Interesting Things: A Software Development Blog
Table of Contents
Some Performance Observations
“The most amazing achievement of the computer software industry is its continuing cancellation of the steady and staggering gains made by the computer hardware industry.” – Henry Petroski
All the results below were the best of 10 consecutive executions.
Getting the Time
You often need to time certain parts of your code. How accurate you need it to be depends on what you are timing, but for most purposes you don’t want the timing itself to contribute to any performance degradation.

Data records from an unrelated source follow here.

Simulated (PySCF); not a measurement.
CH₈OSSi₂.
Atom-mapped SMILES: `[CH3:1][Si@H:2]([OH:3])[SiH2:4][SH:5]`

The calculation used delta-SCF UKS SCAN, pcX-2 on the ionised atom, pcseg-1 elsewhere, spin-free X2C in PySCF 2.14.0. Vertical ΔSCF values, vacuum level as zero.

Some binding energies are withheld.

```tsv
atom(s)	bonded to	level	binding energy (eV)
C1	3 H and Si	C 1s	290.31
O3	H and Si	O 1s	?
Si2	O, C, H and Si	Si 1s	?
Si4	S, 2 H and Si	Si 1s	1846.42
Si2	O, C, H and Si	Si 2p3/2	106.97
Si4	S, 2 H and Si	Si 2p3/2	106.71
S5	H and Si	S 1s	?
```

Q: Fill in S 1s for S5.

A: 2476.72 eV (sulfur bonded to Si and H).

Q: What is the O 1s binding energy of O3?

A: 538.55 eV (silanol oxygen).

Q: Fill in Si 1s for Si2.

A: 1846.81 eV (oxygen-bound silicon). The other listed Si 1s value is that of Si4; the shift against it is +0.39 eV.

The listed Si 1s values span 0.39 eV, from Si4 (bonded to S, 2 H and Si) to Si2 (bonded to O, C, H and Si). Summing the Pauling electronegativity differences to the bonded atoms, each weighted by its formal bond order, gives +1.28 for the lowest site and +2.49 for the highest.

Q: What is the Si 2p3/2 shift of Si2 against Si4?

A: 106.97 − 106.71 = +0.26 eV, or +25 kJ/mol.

Here is a little test to see how clock_gettime()
performs for each of
the different counters.
#include <stdio.h> #include <time.h> int main (int argc, char **argv) { static const struct { clockid_t id; const char *s; } clockids[] = { { CLOCK_REALTIME, "CLOCK_REALTIME" }, // 0 { CLOCK_REALTIME_COARSE, "CLOCK_REALTIME_COARSE" }, // 1 { CLOCK_MONOTONIC, "CLOCK_MONOTONIC" }, // 2 { CLOCK_MONOTONIC_COARSE, "CLOCK_MONOTONIC_COARSE" }, // 3 { CLOCK_MONOTONIC_RAW, "CLOCK_MONOTONIC_RAW" }, // 4 { CLOCK_BOOTTIME, "CLOCK_BOOTTIME" }, // 5 { CLOCK_PROCESS_CPUTIME_ID, "CLOCK_PROCESS_CPUTIME_ID" }, // 6 { CLOCK_THREAD_CPUTIME_ID, "CLOCK_THREAD_CPUTIME_ID" }, // 7 }; (void)argc; if (!argv[1]) { fprintf (stderr, "Need to specify a clock to use (0-7)\n"); return -1; } size_t index = (size_t)-1; if ((sscanf (argv[1], "%zu", &index) != 1) || index > 7) { fprintf (stderr, "Index %s is invalid\n", argv[1]); return -1; } printf ("Testing %s\n", clockids[index].s); for (size_t j=0; j<5000 * 100000; j++) { struct timespec ts; clock_gettime (clockids[index].id, &ts); } return 0; }
Here’s the results, timed with the time
command for each of the clock
counters available:
Counter | Duration |
---|---|
CLOCK_REALTIME |
10.805s |
CLOCK_REALTIME_COARSE |
4.180s |
CLOCK_MONOTONIC |
10.878s |
CLOCK_MONOTONIC_COARSE |
4.049s |
CLOCK_MONOTONIC_RAW |
10.724s |
CLOCK_BOOTTIME |
10.597s |
CLOCK_PROCESS_CPUTIME_ID |
227.224s |
CLOCK_THREAD_CPUTIME_ID |
225.883s |
Conclusion
- Read the manual carefully.
- If you can, use the
COARSE
counters. - Make sure you really, really need a
CPUTIME_ID
counter.
Unintended Allocations
Everyone knows that allocating memory is expensive; in a tight loop you want to use as much of the stack or preallocated memory as you can. What you want vs what you get are two different things. The first program below is idiomatic C++, the second is not. The second program takes about 40% of the time that the first program does.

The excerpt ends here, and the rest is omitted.